Don’t Knock Twice (2016) – Film Review
Director: Caradog James
Cast: Katee Sackhoff, Lucy Boynton, Nick Moran
by Roger Crow
There’s around 24-hours between me watching the latest episode of Doctor Who and Don’t Knock Twice, the new British suspense thriller starring Katee Sackhoff. Both feature a great cast, a creepy old house and things going bump in the night. However, I’m so bored during the BBC’s enduring show I go and do the washing up.
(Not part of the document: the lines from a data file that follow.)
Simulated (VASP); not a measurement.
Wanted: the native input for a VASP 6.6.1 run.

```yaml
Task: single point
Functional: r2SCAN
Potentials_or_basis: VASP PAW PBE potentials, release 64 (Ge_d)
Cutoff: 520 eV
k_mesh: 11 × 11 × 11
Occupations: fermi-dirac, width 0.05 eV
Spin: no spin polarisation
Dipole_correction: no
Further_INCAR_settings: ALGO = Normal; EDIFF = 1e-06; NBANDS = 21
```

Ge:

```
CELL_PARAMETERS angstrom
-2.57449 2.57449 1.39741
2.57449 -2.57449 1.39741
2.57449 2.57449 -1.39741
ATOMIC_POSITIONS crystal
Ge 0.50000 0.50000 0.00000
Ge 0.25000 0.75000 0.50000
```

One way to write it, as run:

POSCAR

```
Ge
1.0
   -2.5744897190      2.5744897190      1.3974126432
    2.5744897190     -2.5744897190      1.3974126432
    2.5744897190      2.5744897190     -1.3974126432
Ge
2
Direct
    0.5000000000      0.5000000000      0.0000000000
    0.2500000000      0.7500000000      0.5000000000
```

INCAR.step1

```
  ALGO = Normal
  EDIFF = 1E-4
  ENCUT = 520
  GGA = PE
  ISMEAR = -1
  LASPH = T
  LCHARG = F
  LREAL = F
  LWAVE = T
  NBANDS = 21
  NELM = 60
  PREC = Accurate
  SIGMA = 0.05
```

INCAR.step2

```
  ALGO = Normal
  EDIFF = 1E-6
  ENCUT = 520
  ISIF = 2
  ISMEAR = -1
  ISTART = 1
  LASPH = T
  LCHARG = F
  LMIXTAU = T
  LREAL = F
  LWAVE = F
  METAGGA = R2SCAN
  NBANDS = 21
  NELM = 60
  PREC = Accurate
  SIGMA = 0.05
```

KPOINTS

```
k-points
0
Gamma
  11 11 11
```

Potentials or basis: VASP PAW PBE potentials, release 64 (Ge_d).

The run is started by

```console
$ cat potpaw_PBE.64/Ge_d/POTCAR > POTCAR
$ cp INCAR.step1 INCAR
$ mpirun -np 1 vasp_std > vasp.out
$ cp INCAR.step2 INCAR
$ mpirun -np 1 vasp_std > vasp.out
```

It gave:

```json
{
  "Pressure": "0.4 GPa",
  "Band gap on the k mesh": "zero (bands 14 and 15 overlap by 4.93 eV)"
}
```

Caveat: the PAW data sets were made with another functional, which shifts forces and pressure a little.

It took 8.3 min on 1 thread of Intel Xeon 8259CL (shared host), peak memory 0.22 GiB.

No such issues with Don’t Knock Twice. There’s a scare in the first 15 minutes that’s so effective, I feel like my armchair has just gone into free fall. And there are many more shocks where that one came from.
“Grudge to settle”
Okay, some of them are predictable, and though it adheres to the usual rules that heroines must walk slowly down dimly lit corridors toward moaning antagonists, there’s no denying the creative forces behind this well-shot chiller know just what they’re doing.
A visual gag with a laptop echoes clever touches from Paranormal Activity, and though the movie might put you off carrot and coriander soup, there’s no denying it has a lot more chills than your average low budget Brit chiller.
Sackhoff has always been great value for money, whether as cocky fighter pilot Starbuck in Battlestar Galactica or as one of the few saving graces of Riddick. Here, she gives another good turn as Jess, the concerned American sculptor mum whose estranged daughter Chloe comes to stay. It seems Ginger, the creepy woman from an old gothic house, has a grudge to settle, and having claimed the life of Chloe’s boyfriend, she’s now after her and Jess.
“A creeping sense of dread”
Despite the limited budget, Don’t Knock Twice is an effective little shocker with beautifully shot opening titles and the feel of superb American chiller It Follows. I like the fact the advertising poster is a throwback to those tongue-in-cheek House movies from the 1980s, and am thrilled Lucy Boynton (from the excellent Sing Street) is given a chance to shine.
It might not be the most original story in the world, but the Blair Witch-style villain, a solid cast, including Lock Stock’s Nick Moran, and a creeping sense of dread help to sell the familiar premise.
Director Caradog James is definitely a name to watch in the future, especially after his previous movie The Machine proved he could deliver slick sci-fi as well as skin-crawling horror. Given how well he handles suspense and jump scares, Ridley Scott could do worse than hand him the megaphone for the Alien: Covenant sequel.